Slovenia has failed to meet its national goal for renewable energy’s share in gross final consumption, so it used the European Union’s statistical transfer mechanism to make up for the missing part. It was the condition to retain access to the Cohesion Fund in the period 2021-2027, the Ministry of Infrastructure said.

Finland, Estonia, Slovakia and Croatia also responded to the call and sent bids

The country reached 24.6% last year compared to the 25% target. After sending requests to other member states, it received bids from Finland, Estonia, Slovakia, Czechia and Croatia. The Czech Republic’s offer was the most favorable, so the government in Ljubljana selected it for a statistical transfer of 208 GWh, at EUR 9.8 per MWh, translating to EUR 2.04 million in total.

The agreement was signed by Minister of Infrastructure Bojan Kumer and Chech Minister of Industry and Trade Jozef Síkela during the latest meeting of the Council of the European Union. Slovenia’s power market operator Borzen is the cosignatory, as it is tasked with conducting the payment using its funds for renewable energy incentives.
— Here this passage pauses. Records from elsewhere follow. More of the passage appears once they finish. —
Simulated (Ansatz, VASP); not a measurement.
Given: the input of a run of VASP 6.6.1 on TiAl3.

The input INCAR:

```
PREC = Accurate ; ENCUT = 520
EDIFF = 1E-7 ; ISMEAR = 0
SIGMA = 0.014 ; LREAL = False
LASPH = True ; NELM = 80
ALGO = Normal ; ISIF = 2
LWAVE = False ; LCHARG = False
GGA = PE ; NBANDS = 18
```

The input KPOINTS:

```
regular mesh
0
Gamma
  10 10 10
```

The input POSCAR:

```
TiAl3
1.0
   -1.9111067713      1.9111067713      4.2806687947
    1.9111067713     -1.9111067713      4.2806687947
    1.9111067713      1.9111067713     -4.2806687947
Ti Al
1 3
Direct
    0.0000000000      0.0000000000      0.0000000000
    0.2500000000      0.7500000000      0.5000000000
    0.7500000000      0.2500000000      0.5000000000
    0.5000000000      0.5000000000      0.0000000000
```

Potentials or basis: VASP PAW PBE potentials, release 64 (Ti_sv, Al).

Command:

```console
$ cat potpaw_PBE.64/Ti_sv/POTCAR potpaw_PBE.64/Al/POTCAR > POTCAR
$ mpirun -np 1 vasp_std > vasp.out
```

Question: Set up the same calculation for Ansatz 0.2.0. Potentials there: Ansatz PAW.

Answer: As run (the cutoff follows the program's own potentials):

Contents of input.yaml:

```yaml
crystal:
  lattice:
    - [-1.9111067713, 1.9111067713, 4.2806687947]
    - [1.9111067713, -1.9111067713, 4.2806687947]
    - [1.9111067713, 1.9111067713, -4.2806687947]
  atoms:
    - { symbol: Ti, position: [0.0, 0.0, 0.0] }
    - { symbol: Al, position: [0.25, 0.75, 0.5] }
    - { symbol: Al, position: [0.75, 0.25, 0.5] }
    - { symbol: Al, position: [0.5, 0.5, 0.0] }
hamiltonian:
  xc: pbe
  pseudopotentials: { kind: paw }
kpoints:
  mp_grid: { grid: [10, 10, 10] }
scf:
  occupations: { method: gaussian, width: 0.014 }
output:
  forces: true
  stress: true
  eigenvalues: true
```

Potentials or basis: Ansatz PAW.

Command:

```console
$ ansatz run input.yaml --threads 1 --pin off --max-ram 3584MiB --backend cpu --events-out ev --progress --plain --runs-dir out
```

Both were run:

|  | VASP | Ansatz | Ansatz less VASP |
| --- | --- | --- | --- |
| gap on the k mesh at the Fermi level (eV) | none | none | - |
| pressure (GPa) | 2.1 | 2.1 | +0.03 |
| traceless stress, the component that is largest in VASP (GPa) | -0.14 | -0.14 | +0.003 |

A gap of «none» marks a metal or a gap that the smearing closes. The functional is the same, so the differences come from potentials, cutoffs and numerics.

EU member states that miss a green energy target for a calendar year have to secure a statistical transfer within 12 months

The EU platform for statistical transfers is a tool for cooperation in the efforts to achieve collective goals in the green energy sphere. According to the regulation, a government that needs such a deal has 12 months to bring it into force for the previous calendar year.

In addition, one member country can invest in renewable energy production in another EU state through a bilateral agreement and attribute the output to itself. For instance, Scandinavian countries can utilize the option an invest in solar power in southern countries while landlocked countries are able to allocate funds for offshore wind power plants.